Can automatic modules be made to work?

Thu Apr 27 18:50:19 UTC 2017

The returning question is: how can I as a *library builder* participate in  
adopting Jigsaw?

The first thing you need to ensure is that there are no split package  
issues.
The next steps can be conflicting:
- I want to name my module, so my customers can refer to it
- I do not want to refer to auto modules, because their names are  
unreliable.
- I do not want to add command line flags to change module access behavior.

The only place where you can specify the module name is in the module  
descriptor. (The proposal to provide a name via a MANIFEST attribute has  
been rejected. Having only one location to specify it is reasonable)
Adding a module descriptor means you have to specify every requirement,  
which would mean probably referring to automodules.
Because we don't want to do that, it seems we're blocked.

There is an option which makes it possible for a module to read from the  
classpath, i.e. add-reads <module>=ALL-UNNAMED . This way you don't have  
to specify those automodule requirements and the effect will be the same.
However, using these commandline options means you need to specify them  
both at compiletime and runtime. You cannot expect from your customers to  
do this by hand. And since this kind of information is lost after  
compilation, no tool will be able automatically add it again at runtime.
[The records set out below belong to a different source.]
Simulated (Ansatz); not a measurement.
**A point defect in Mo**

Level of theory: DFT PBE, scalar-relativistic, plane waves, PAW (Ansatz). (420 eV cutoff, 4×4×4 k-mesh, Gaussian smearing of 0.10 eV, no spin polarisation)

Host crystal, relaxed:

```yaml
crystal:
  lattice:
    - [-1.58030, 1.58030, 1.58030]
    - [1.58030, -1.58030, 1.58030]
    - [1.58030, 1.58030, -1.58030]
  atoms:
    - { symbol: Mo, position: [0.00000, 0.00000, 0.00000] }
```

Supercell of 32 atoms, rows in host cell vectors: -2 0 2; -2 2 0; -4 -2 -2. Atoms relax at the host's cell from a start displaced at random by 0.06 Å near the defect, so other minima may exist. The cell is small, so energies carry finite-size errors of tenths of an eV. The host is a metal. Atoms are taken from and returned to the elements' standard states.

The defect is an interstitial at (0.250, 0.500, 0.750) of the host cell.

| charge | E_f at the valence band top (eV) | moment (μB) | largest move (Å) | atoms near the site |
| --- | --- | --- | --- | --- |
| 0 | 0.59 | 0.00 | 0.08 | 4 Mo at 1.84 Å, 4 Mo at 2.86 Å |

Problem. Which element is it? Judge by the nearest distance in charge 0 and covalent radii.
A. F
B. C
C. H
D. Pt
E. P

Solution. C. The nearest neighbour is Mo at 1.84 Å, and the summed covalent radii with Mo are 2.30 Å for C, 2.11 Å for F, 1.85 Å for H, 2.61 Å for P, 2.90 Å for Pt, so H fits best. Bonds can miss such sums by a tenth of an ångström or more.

If only this kind of information could be stored in the module  
descriptor...

Which made me think of the concept of soft and strict modules. Assuming  
'strict' is the preferred default, 'soft' or any equivalent alternative  
would be a new keyword which has the same effect as add-reads  
<module>=ALL-UNNAMED, but it's information is available at both compile  
time and runtime.
With soft modules you can require a subset of modules. This should ease  
the migration a lot.

Is it bad that the module gets access to all classes on the classpath? I  
don't think so. This was already happening when using *only* the  
classpath. Now you get access to the required (not all) modules on the  
module path and everything on the classpath, which is already much less  
then ever before. With the soft module you control the pace of migration,  
won't be blocked by the pace of others and you can really participate  
without the possible consequences of referring to automodules.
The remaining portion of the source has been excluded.